INSTA-POWER EXTENDS TO HARDWARE: Well, sort of. Reader Mark Cridland writes:
This evening I purchased an emergency gas/water valve shutoff “tool.” It’s not a $3.99 wrench, but a T-shaped metallic and rubber-encrusted piece with several mysterious extrusions. Here in LA, it cost nine dollars at a Home Depot outlet. Did you ever describe the crisis that compelled you to suggest this? I’m a new homeowner and I trust your judgment about many things, but the triggering anecdote might have been missed in your daily flurry of postings.
You know, I posted the advice to buy one of those but I don’t think I ever followed it up. I guess I was just trying to forget.
Well, Mark, as a new homeowner you should know that water where there shouldn’t be water is one of the homeowner’s bigger nightmares. In my case, it started dripping out of the breakfast nook’s ceiling, rather suddenly and accompanied by an ominous bulge in the paint and sheetrock. Because of the location, I was pretty sure it was a leaking supply pipe. So I shut off the water to the house and called Advance Plumbing (yeah, like that helps all of you — but they’re honest and good and fast).

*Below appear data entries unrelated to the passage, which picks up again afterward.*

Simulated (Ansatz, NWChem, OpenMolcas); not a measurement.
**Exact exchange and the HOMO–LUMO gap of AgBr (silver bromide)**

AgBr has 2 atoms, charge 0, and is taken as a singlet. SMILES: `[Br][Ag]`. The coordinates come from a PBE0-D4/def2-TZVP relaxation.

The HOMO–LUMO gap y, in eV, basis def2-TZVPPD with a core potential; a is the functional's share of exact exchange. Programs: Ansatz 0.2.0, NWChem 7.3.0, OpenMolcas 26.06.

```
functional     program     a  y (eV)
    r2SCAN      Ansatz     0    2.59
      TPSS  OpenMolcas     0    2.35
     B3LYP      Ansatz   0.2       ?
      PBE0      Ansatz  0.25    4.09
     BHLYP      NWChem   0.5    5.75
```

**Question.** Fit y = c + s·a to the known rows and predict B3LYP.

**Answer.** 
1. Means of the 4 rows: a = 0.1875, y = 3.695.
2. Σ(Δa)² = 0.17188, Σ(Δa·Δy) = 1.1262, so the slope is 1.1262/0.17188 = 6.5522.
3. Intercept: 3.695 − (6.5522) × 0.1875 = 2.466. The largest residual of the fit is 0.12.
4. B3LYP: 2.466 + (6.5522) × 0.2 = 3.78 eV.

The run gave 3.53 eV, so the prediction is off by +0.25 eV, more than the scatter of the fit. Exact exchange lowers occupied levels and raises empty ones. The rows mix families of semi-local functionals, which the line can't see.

It turned out to be a leaking toilet. The water was running down the back of the tank and into the floor, where you wouldn’t see it unless you got a flashlight and looked closely. It then apparently followed the line of the supply pipe for several feet before emerging into (and from) the ceiling above the breakfast nook. So I could have solved the problem by just shutting off the valves at the toilet. But there was wet carpet on the 2d floor directly above the leaky ceiling, which made me assume the leak was in the pipe. I should have known better — water leaks often appear at some remove from the actual source of the water. Had I checked more thoroughly, I wouldn’t have needed to turn off the water to the house.
But on the other hand, there’s something to be said for turning off the water fast when it’s emerging from your ceiling, rather than poking around in an effort to solve the mystery while it’s still flowing.
But if you’ve got a burst pipe (and a really bad one can collapse a ceiling, or blow out a wall, and do considerable damage in very short order) you’ll want to turn off the water to your house yourself, and you won’t want to wait an hour for a plumber or some guy from the water company to do it. And that goes triple for gas. Take a few minutes to find out where you do the shutoff, and to be sure your tool fits where you’ll actually have to use it. Sooner or later, sad to say, you’ll probably need to know this.
Oh, and Home Depot is fine, but that price difference between them and Harbor Freight is pretty much standard. There’s a several-acre (and I don’t exaggerate) Harbor Freight place here, but they’re mostly mail-order. (I think the only other one is in Camarillo). Warning: If you get their catalog, you’ll find all sorts of tools you need. And they’re so cheap it’s easy to convince yourself to buy them.